Verbey aims to reconcile the achievements of modernism and tradition, and to realise a way of composing that corresponds better with what he describes as the 'grammar of listening'.

Hence a clear preference for clarity and detachment becomes apparent in his oeuvre. Verbey's universe has more in common with that of concise clockmakers such as Reich, Ravel and Stravinsky, than with Teutonic blusterers such as Reger, Rihm and Stockhausen. He does not avoid grand gestures, climaxes and drama, but he does not loose his head and as far as emotions play a role, this is first of all a value added by the listener. The same preference for transparency becomes apparent in his orchestration, which is always designed to please the ear, as well as to clarify the structure. Characteristic of this, and of Verbey the analyst, is his frequently performed orchestral arrangement of Alban Berg's Sonata opus 1, in which he spotlights the thematic relationships conveyed in the black and white keys, by giving them colour and contrast.
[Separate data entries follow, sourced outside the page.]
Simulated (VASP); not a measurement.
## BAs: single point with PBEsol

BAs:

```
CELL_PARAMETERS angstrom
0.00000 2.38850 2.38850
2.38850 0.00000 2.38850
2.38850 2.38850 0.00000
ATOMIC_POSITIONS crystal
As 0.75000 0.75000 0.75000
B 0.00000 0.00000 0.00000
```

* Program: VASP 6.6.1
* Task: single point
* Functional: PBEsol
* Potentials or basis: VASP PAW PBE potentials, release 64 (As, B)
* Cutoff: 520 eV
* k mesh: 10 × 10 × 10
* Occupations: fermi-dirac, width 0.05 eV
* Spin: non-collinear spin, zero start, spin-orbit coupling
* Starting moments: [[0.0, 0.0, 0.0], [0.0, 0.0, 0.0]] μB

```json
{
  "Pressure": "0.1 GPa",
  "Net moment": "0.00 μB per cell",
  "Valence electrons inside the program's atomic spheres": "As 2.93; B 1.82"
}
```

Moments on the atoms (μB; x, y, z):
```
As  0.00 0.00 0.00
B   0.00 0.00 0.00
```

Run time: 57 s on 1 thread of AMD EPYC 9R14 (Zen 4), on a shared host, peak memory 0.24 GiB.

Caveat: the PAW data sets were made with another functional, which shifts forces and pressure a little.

Borges writes in the Aleph: 'Every language is an alphabet of symbols, of which the use presumes a past shared by the interlocutors.' The great thing about Verbey's music is that it does not exclude any interlocutor. Although it reveals its riches more readily to those who can recognise the references to various traditions from the present and the past, it is also accessible to the listener who has nothing but his ear to go by - for this is first and foremost the composer's beacon.